There are two main options cut off the gearbox and reduce weight and bulk ,the down side to this is that you loose the original mounting points

Or remove the cogs and shafts from the gearbox but leave the case in place so retaining the mountings ,a bit more weight and bulk.

I have only seen one craft which uses the drive via the gearbox this was a french craft with a counter rotating fan setup and he needed the clutch disengaged to get it started .Four strokes usually retain the gearbox drive as the two are not easily split .In a two stroke it is no problem yam RDs TZR TDR YPVS Kaw KR1S all run fine as a crank drive only .The suz RGV takes oil into a crank bearing from the gearbox and therefore has not been used with much success .

Its a matter of choice our section on The Cometition in F3 gives an indication of what others use .

If you cut the gearbox off mounting is onto the 8 crankcase studds and the original front mounting bush .some use all these others use the four outer crankcase studds only .

Mounting Frames and Pullys

There are two Methods

1 Direct drive with a pully on the crankshaft and the engine mounted rigidly onto the frame usually the belt is tensioned by adjusting the engine downward ,this is the lightest and easiest method but has the down side of placing a side load on the crank bearings and introducing fatigue into the frame .

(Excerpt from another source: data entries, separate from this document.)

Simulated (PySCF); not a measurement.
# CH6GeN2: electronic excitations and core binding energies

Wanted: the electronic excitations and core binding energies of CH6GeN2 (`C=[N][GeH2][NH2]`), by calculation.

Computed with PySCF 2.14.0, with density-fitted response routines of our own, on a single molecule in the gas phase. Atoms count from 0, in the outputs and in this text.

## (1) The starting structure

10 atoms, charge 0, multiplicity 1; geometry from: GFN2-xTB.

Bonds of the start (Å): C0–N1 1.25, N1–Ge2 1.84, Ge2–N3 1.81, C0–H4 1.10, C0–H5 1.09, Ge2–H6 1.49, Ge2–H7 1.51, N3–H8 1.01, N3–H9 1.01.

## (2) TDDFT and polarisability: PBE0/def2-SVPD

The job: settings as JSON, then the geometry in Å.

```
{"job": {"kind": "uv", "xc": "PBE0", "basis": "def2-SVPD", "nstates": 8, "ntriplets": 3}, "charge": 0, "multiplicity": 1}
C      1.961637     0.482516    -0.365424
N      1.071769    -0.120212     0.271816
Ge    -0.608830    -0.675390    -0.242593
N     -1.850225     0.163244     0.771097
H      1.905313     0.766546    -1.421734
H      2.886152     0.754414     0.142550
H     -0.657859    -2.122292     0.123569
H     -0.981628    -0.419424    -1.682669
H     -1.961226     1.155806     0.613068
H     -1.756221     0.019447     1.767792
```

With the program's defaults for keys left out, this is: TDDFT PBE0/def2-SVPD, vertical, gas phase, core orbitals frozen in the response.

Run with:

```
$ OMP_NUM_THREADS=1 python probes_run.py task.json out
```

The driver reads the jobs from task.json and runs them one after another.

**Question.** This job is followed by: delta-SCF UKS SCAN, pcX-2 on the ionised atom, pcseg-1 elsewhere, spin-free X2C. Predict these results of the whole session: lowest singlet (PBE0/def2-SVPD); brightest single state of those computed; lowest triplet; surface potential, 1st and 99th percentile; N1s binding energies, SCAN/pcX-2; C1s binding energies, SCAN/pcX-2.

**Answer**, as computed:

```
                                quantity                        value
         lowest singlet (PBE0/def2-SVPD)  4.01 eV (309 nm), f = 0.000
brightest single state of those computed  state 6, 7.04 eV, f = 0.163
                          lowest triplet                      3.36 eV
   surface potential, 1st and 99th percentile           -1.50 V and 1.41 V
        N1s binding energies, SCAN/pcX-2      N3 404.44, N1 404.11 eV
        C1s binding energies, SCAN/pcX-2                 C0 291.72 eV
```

The fatigue should not be underestimated the engine resonates at 10,000 rpm the fan resonates at 3000 rpm ,somewhere within the frame these meet .This effect will cut through a steel frame in minutes as if it was made of butter .Last season I made a rigid frame solid and triangulated with tubular ties from the uprights down to the base tubes .The ties broke clean in half after one meeting .I adapted the ties to a bolted setup which had some give in it and built in some rubber bushes .So far so good .This is why the flimsy battered old frames last ,and are seen on the winning craft .Make it too rigid and it WILL break and all frames will break at some time .Two seasons ago Ed Hurn Broke his frame on the last junior race of the season Last year Luke did exactly the same thing .Fatigue ! dont forget it !

Pully Option 1 buy a ready made pully from K & M Products ,I saw a number of these fail last season as the back flange came off .I understand Ken Rigley was made aware of this and may have improved the design .If not a few bolbs of weld on the back flange would be a good idea

Option 2 make your own .Purchase a blank pilot bore pully from BSL ,Steel 16 tooth H section 1/2 " pitch .2" wide ,Remove the nut and two cogs from the end of the crank .Bore a hole through the pully to the same diameter as the outer cog ID ,then open up the bore to take the nut and a socket inside the pully leave the back wall of the bore to the same thickness as the outer pully .You should now be able to bolt on the inner cog then the pully should replace the outer cog and the nut sits within the pully .If all fits ok remove the pully and inner cog ,Grind the teeth off the inner cog and clean it up in the lathe .Machine a good chamfer on the outer corner of the now round cog as a weld prep .Now machine a mandrel identical to the end of the crank but without the keyway.Clamp the inner cog and the pully onto the mandrel and weld the cog to the pully in short sections until you have a continuous weld all the way round remove the mandrel clean up the weld in the lathe and the job is completed .You have a keyed 16 tooth pully for the end of the crank cost about £15 with BSL trade discount. as against £50 from K&M I checked mine with the dial guage and it is about two thou. out which i put down to weld distortion arround the keyway .On the belt drive two thousands of an inch is nothing to worry about.